Enquiries with Barclays
in London reveal an astonishing revelation that its management is very well
informed. For instance, it knows exactly who Bank Windhoek is, and that an
earlier attempt by Barclays to take over Bank Windhoek through the ABSA
shareholding link also failed.
The Barclays
spokesperson was also knowledgeable on the fact that Bank Windhoek's
counteroffer to buy out ABSA's shareholding was successful.
In its latest
acquisition plans, Barclays wanted to get full control of ABN AMRO. In an
agreement between the two financial giants dated 23 April 2007, a target
threshold for 80% of the shareholding was set. Barclays invited holders of
ordinary shares and of American Depository shares to tender their shareholding.
In a statement
Barclays said: "Barclays announces that as at 4 October 2007, the Closing
Date of its offer for ABN AMRO Holding N.V., not all the conditions relating to
the Offer was fulfilled. In particular, the condition that at least 80% of ABN
AMRO’s issued ordinary share capital as at the Closing Date (excluding any
ordinary shares held by ABN AMRO) was tendered has not been fulfilled."
Barclays withdrew
the buy-out offer with immediate effect. The threshold not being reached sunk
the deal.
"As at 4
October 2007, 4,410,136 ordinary shares in the share capital of ABN AMRO were
tendered under the Offer, as well as 782,945 American Depositary Shares. In
addition 5,260 formerly convertible preference shares and 8,466,875 DR
preference shares were tendered." said Barclays in the same statement.
The agreement
between Barclays and ABN AMRO has also been terminated leaving ABN AMRO to pick
a €200 million tab as a break fee. Barclays specifically stated that this
amount will "significantly exceed the costs that Barclays incurred in
connection with the offer." This announcement is to reassure Barclays’

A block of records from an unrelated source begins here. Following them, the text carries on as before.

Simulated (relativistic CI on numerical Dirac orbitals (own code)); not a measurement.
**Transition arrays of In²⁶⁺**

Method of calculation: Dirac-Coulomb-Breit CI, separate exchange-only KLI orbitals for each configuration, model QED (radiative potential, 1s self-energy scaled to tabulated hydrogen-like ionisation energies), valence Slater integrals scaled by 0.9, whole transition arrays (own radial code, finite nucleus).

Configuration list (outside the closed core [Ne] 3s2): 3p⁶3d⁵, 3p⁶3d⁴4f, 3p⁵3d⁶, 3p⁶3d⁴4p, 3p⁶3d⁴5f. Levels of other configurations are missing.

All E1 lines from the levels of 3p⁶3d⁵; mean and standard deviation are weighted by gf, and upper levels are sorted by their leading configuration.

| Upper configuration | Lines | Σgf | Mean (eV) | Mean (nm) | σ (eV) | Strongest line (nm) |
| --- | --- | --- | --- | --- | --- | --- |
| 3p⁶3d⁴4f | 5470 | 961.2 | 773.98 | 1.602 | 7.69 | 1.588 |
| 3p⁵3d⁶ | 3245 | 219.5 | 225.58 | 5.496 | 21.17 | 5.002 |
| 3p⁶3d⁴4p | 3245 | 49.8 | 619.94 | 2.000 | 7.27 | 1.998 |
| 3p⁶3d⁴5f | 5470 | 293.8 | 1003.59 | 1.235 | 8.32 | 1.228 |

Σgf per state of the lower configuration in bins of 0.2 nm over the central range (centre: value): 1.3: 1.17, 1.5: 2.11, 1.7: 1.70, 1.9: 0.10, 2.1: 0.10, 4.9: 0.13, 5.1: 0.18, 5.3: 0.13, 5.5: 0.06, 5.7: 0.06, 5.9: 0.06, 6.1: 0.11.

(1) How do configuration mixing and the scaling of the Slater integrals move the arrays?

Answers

shareholders that the latter has not incurred any losses when the intended deal
collapsed.
"The Barclays
share buyback programme terminated [last Friday] and will restart without the
restrictions specific to the Offer as announced on 2 August 2007. To date
Barclays has in aggregate acquired approximately 140.9 million shares for
cancellation at an average price of 622.5 pence. Under the new, restarted
programme, up to £1.55 billion remains available to purchase a maximum of 196.0
million shares for cancellation during the period from 8 October to 31 December
2007. The objective of the restarted programme remains to immunise the dilutive
effect of the issuance of shares to China Development Bank and Temasek on
existing shareholders.
John Varley,
Barclays Group CEO, said: “I thank Barclays shareholders and employees for
their overwhelming support for this transaction over the past months. Barclays
has strong momentum and I am confident that we will continue to deliver
significant growth in the coming years.”
Marcus Agius,
Barclays Group Chairman, said: "The Board is proud of the way Barclays
senior management conducted the campaign for ABN AMRO. We remain committed to
continuing our successful strategy of Earn, Invest and Grow."